REVIEW: Tinker Tailor Soldier Spy

Tinker Tailor Soldier Spy
Directed by: Tomas Alfredson
Written by: Bridget O’Connor & Peter Straughan (screenplay), John le Carré (novel)
Starring: Gary Oldman, Tom Hardy, Colin Firth and John Hurt

If you’re not prepared to donate every ounce of your attention to this film, then do not bother watching it.  Tomas Alfredson’s adaptation of Tinker Tailor Soldier Spy is one of the twistiest films to come along in years.

Like he did in adapting the vampire thriller Let the Right One In, though, he takes those narrative thrills and restrains them within his deliberately arranged frames until the tension boils over.  There is only one “action” sequence in Tinker Tailor Soldier Spy, and it’s the rather clumsily constructed assassination of a spy (Mark Strong) sent to Hungary to find out the identity of a mole within MI6 (the British equivalent of the CIA).

Alfredson makes the mistake of using the same deliberate, plodding tone as the rest of the film in this action sequence, but its clumsiness shows just how gifted he is at directing the rest of it.  Working from a dense, take-no-prisoners screenplay by Bridget O’Connor and Peter Straughan, he weaves a spy thriller where literally every character is a plausible suspect and answers are often revealed in a glance.

As if that weren’t enough, bountiful flashbacks are added in, where those same gestures also reveal suspicious character interactions and hidden agendas.  Anchoring all of this intrigue together is George Smiley (Gary Oldman), a man who chooses his words more carefully than he does his allies, which is saying something.  Oldman delivers a restrained but brilliant performance as this man, who is taken out of forced retirement to find the mole within the agency.

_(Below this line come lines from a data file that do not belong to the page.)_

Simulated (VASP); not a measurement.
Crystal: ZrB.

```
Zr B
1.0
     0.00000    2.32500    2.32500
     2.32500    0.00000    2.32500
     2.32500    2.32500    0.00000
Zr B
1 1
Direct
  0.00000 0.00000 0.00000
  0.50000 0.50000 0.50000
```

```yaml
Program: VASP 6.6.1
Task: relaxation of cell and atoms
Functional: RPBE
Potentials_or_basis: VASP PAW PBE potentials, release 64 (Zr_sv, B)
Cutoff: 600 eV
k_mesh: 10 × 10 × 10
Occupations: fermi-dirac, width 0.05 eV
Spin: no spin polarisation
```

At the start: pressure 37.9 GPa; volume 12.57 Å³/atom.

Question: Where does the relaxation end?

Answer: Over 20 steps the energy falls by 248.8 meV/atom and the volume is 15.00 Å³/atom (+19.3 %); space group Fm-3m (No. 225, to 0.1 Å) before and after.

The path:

John le Carré’s hit novel was also adapted into a TV miniseries in the late 70s, and the task of cramming it into a feature length film must have been vast.  Alfredson creates a darkly beautiful cinematic tone to go with the expansive narrative, though, encasing this early 70s world with a mahogany veneer and a paranoia that is distinctly Cold War.

That mole at the top of MI6 is of course a Russian spy, and Smiley is tasked with weeding him out from four distinct agents, played by the venerable likes of Colin Firth, Toby Jones, Ciarán Hinds and David Dencik.  Accompanying Smiley is a shaky junior agent and later the man who started this manhunt, Ricki Tarr (Tom Hardy).

Ricki made the stupid mistake of falling in love with the wife of a connected Russian man, who told him about the mole right before she was whisked away by their spies.  His involvement in the case is purely to retrieve her, though Smiley doesn’t let on that she’s been murdered.  Hardy comes late to the proceedings, but his emotional attachment to the case go well with Oldman’s restrained distance.

Tinker Tailor Soldier Spy‘s numerous twists and deliberate pace are a very welcome change of pace from the bloated, sloppily constructed thrillers like the second Sherlock Holmes.  Though repeated viewings may be required to piece together the entirety of this investigation, all of the answers are there, and the film is entertaining enough to reward a repeat viewing.  Restraint and the ability to never fully reveal one’s hand is something that Alfredson shares with these white collar spies.

These spies and their trench coats, slicked back hair and puffs of smoke create a portrait of an organization stuck in its ways, accentuated by the numerous instances of sex or intense affection taking place in the background of shots.  It creates an atmosphere of dread that is distinctly 1950s, but it takes place amid the intersection of that decade’s paranoia and the sexual revolution.

Sex takes a noticeable backseat in this film, though, suggesting that personal and political have not yet found a way to co-exist.  This is extenuated later in a thrilling conversation that Smiley shares with the mole, who seduced his then-girlfriend so that Smiley wouldn’t be able to see him clearly.  Like J. Edgar, sex becomes a tool of exploitation and manipulation, though its absence from the foreground makes them the furthest thing from exploitation films.

What makes Tinker Tailor Soldier Spy work is the effortless way that these extremely talented actors set aside ego and showmanship in favor of serving the fantastic writing and directing.  It’s trickier than many modern films to navigate, but, unlike many of those films, it’s worth the effort.